A SCOTS-born former BBC Radio and Radio Clyde presenter has been jailed for 22 years after sexually abusing seven boys over two decades.
Michael Souter, originally from East Dunbartonshire, was found guilty of 26 offences.
He was sentenced for indecent assault, indecency with a child, serious sexual offences and seven counts of possessing indecent images of children at Norwich Crown Court.
Police said the 60-year-old, of Norfolk, was responsible for “one of the worst cases of prolonged child abuse” officers had dealt with.
More alleged victims are being interviewed by police since coming forward following Souter’s guilty verdict last month.
Judge Mark Lucraft, QC, said there were others not covered by the counts in this trial who were also abused by Souter.
He described Souter’s attempts to claim that the allegations were fabricated as pathetic.
He said: “The childhood of many of your victims was destroyed and their lives blighted.
“You exploited your position to groom each of them.
“You took hundreds of photographs of boys in shorts and were the only person in this court who could not see these pictures for what they were.”
He said Souter displayed an “ongoing sexual obsession with boys” and posed a risk of further offending on his release from prison.
Souter was ordered to pay legal costs of £14,694 and may be forced to sell properties at home and abroad.
Prosecutor Andrew Shaw said Souter had mounted a cynical defence in the face of overwhelming evidence.
He had denied the offences, saying they were concocted, and that police had invented evidence as part of a conspiracy to smear his name, a defence he maintains.
One victim said in a statement: “Souter’s insistence that he is innocent and that this is all lies and conspiracy has not allowed full closure.”
Souter’s barrister, Andrew Hill, offered little by way of mitigation as he was protesting his innocence.
The broadcaster was first arrested by police in 1993 but, because of a lack of evidence against him, he continued abusing boys for another six years.
It emerged during the trial that Souter used his celebrity status to abuse society’s most vulnerable.
Souter’s catalogue of abuse began in 1979 when he worked at BBC Radio Norfolk.
During the 1980s and 1990s, Souter’s abuse escalated as he took up senior positions within the community, including as a Scout leader and social services youth mentor.
Two of the boys were repeatedly abused over five years.
His arrest was a result of the impact of the revelation former Top of the Pops presenter Jimmy Savile was a sex abuser.

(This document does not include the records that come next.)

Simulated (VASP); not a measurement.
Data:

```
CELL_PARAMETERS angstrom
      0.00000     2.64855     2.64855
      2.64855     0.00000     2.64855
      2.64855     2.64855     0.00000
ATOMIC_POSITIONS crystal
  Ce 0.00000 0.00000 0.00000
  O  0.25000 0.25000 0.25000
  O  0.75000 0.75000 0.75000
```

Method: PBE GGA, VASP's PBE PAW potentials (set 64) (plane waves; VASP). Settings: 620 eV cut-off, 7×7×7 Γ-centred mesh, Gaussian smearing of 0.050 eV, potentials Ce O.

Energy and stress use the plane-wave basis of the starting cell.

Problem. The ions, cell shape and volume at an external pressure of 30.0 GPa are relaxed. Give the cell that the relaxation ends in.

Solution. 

Detective Inspector Paul Brown said: “While I wouldn’t compare Souter and Savile directly, both used their celebrity to cultivate a certain respectable image and both cases have served to highlight that social attitudes are changing and child abuse will be investigated rigorously by police.
“We have certainly seen an increase in people coming forward and hopefully convictions like this can continue to give people the confidence to do so.”
The court heard he was a deviant who was obsessed with young boys in shorts and uniform.
Mr Hill said his client’s distinguished career in the Navy and in the media “now comes to nought”.
He said: “His position prior to these matters – the charitable works and many other local good works – will all be forgotten.”